In May, the county laid off more than 40 corrections deputies at Geiger. It closed the kitchen and reduced the support staff.

Sheriff's Lieutenant Mike Rohrscheib says he has six deputies supervising 170 inmates.

Mike Rohrscheib: "We're right at the bare minimum. Even if you're housing 40 inmates and you have a problem, it's hard for six deputies sometimes to handle a fight."

Overall this year, Rohrscheib says Spokane County has cut about 80 corrections jobs.

That's significant because law enforcement is one of the core services provided by county governments across the Northwest.

In a new public radio survey, 77 percent of the respondents said they're concerned about their counties' ability to adequately provide those core services.

Still, pollster Adam Davis says the survey shows most people don't fully understand the severity of the problem.

Adam Davis: "I think over time, as these problems become more evident, you're going to see more and more people saying that they're very concerned about their counties' ability to fund public services."

One of those is Charlotte MacWilliams in Twin Falls, Idaho. She says her family has used programs that faced budget cuts.

Charlotte MacWilliams: "My daughter got into some trouble and they're having a hard time funding things that she's in like the drug courts and things like that."

It's not just law enforcement that counties are struggling to maintain what they have.

In the hard-hit timber country of southwest Oregon, Josephine County has reduced its entire staff from about 700 to 400.

The county has relied on federal money to fund services. But Josephine County Commissioner Dave Toler anticipates those dollars will go away or be phased out.

Dave Toler: "Not only have we made a lot of cuts, but we've also put a lot of programs off of the tax base, if you will, and on user fees."

Toler says his county has handed its public health program to the state of Oregon and privatized the local library system.

In nearby Curry County, voters will decide in November whether to pay more property taxes to fund police services. If that fails, the state may step in and take over local law enforcement.

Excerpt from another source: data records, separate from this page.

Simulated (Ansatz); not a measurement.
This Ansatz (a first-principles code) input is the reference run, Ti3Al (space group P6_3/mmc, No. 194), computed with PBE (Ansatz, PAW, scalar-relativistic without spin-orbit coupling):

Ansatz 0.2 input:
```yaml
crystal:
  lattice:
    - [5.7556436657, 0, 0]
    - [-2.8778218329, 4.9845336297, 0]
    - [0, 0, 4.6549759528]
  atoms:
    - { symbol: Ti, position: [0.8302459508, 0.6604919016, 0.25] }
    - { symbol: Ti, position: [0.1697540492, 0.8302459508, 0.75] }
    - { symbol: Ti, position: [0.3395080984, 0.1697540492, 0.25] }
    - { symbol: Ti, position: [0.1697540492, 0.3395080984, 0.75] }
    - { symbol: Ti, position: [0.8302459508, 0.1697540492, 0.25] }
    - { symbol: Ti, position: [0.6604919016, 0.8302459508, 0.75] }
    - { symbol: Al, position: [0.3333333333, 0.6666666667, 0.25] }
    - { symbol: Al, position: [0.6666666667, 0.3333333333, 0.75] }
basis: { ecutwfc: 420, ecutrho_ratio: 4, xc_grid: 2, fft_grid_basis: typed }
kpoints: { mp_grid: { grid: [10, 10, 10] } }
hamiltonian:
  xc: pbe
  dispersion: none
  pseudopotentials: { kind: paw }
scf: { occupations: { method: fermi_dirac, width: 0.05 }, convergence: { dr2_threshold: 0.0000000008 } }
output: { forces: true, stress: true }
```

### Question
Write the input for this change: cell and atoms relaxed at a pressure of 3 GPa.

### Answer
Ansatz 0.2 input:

Gil Riddell from the Association of Oregon Counties says his members are going to decide which services they can afford and which will have to go.

Gil Riddell: "Whether we get to that point where there's actually some dropping off of services that people expect, I don't know. But right now, the way the economy is and the way the public finance system works, it could well happen."

While most Northwest counties are struggling, some have managed to weather the economic storm.

Washington's Tri-Cities have thrived because of the nearly $2 billion in stimulus money being spent to clean up the Hanford Nuclear Reservation. The area that includes the Idaho National Engineering Lab in southeastern Idaho is also doing well.

But counties across the rest of the region are just hanging on, waiting for an upturn in the economy.

That includes Spokane County, where Lieutenant Mike Rohrscheib expects that his staffing levels will remain stable, at least for now. He's even hoping to hire back some of his laid-off deputies in January.